I dislike blogs. Usually they are a lot of blather. Maybe I can count on myself to stick to a point, but blogs have the problem of being unstructured, bits of information scattered here and there on no organizing principal except the order in which the writer thought of them. They appeal to the checkout counter magazine mentality. Chaos and ephemera. Blogs are bad.
On the other hand, I've often wanted to let people know what is on my mind, what technical point I'm thinking about currently. To the outside world, I appear such as I do, pushing a lawnmower eternally. Internally, I'm pondering whatever is the current problem in the Odracam project. For example, I may be imagining myself at the center of a sphere with sonic vectors pointing at me, and I'm trying to push their elevations up and down by discrete amounts so as to achieve a balance in their projections onto the z-axis. As you lie in your hammocks, sipping mojitos in the shade, watching me mow, I'd like you to know that. So, here is my explosion of high-class bunk. It will be about what part of the Odracam project is on my mind at the moment.

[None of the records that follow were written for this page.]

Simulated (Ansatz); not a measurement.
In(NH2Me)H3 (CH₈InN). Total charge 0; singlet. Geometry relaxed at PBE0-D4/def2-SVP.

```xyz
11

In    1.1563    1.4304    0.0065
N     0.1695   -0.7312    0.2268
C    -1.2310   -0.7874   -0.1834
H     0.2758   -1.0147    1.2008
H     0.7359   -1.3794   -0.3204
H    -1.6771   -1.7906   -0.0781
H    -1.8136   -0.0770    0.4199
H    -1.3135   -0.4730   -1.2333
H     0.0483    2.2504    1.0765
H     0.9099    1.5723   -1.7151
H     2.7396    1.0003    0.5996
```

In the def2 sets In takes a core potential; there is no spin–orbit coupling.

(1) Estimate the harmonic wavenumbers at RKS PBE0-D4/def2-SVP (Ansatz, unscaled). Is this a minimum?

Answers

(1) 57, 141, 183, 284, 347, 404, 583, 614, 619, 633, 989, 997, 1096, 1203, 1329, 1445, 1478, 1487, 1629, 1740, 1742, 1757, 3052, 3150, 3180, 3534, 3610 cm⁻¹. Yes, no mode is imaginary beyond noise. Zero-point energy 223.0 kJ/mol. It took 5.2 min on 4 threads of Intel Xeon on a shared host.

The big picture is: I've got version 1.0 of the Írim orchestra working. I want to proceed to the big harmony-counterpoint programs, the largest, most complex, and most innovative parts of the project. They are almost completely planned. I need to set up Python, learn that jazz, and realize them. But, there is something I want to fix first...
I'd like to have version 2.0 of the orchestra in place before I start writing composing programs. There are two big improvements I'd like to make:
- I want to automate expressive timing.
- I want to re-write the routines that deal with sound in space (localization, spatialization, etc.)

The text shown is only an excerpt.